1. Since the file first needs to be uploaded to the server, depending on
the size of the file, the user may close the application before the
upload is complete. I need to be able to display a status message (or
even a status bar) to let the user know when it is finished. I can think
of a few hacks to make this work, but I was hoping someone has an elegant
solution.
2. As this is a company intranet, the email may be distributed to around
2000 people. Thus, I would prefer to transfer the actual emailing to a
separate component(I think - maybe wrong terminology) and thus allow the
user to close (and also avoid timing out). I know there are commercial
applications for sale out there, but would prefer to write it myself.
Any help on these issues would be greatly appreciated. Thanks.
Message #2 by "Peter Lanoie" <planoie@n...> on Thu, 6 Feb 2003 17:46:55 -0500
|
|
Hugh,
As far as #2 goes: If you generate the email in your code, and you need to
send it to lots of people, you should be alright in creating an email with
lots of recipients... granted you might not be able to do all 2000 at once,
but several hundred at a time. Even with a large uploaded file, you
shouldn't run into too much of a timeout problem cause you are just sending
it to a lot of people (just a small bit of text for each person's email
address vs. 1 email with the file in it for each).

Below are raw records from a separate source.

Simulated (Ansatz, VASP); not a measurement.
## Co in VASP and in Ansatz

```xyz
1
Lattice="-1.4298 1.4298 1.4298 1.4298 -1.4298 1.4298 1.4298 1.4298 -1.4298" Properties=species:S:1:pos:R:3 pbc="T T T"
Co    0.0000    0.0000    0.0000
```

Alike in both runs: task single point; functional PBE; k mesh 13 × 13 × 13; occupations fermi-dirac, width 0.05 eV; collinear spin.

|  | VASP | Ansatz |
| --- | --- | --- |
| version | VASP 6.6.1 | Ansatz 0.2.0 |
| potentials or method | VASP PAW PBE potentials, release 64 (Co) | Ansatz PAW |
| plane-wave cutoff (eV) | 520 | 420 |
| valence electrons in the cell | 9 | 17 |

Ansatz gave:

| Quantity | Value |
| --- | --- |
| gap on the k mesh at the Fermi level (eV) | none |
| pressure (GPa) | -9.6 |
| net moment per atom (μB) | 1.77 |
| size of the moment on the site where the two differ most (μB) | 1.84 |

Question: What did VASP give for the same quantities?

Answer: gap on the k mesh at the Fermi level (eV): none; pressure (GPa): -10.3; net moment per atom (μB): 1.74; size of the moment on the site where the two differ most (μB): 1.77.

Slightly related to this...
Here are the facts I've acquired from your email and my own assumptions:
a. The page is hosted on a company intranet
b. The email may go to around 2000 recipients
c. You're worried about timing out the server that's generating the
email(s).
d. The uploaded file may be big.
So...
<soapbox>
a. I would be more worried about crashing a mail server with 2000 emails
with an attachment (regardless of size).
b. If you are on a company intranet than it's assumed that most (if not all)
of the individuals who may receive this email could access some network
resource where the uploaded file could reside. Can you put the file in a
place on your network that is publicly accessible? (Depending on your
company's network structure, this might not be possible.)
c. If you have this page hosted on an intranet web server, couldn't you just
save the file on the web server (which it would seem you are already doing)
and instead of emailing the file, email a URL to the file
(http://intranet.company.com/publicfiles/thefile.ext) or something like
that?
I always get annoyed when someone in my company emails me a file that is
a)already on a public file server (as if I couldn't get it there)
or
b)in Visual Source Safe (even worse, cause the DEVELOPERS, of all people, do
this. I would expect them to be able to use the network wisely).
Ok, I'm done now.
</soapbox>
Peter
-----Original Message-----
From: Hugh McLaughlin [mailto:hugh@k...]
Sent: Wednesday, February 05, 2003 13:06
To: ASP.NET
Subject: [aspx] Uploading and Emailing
Hello Everyone and thanks for your help in advance. I have an
application that allows the user to send an email along with and
attachment. However, I have two problems that need to be solved.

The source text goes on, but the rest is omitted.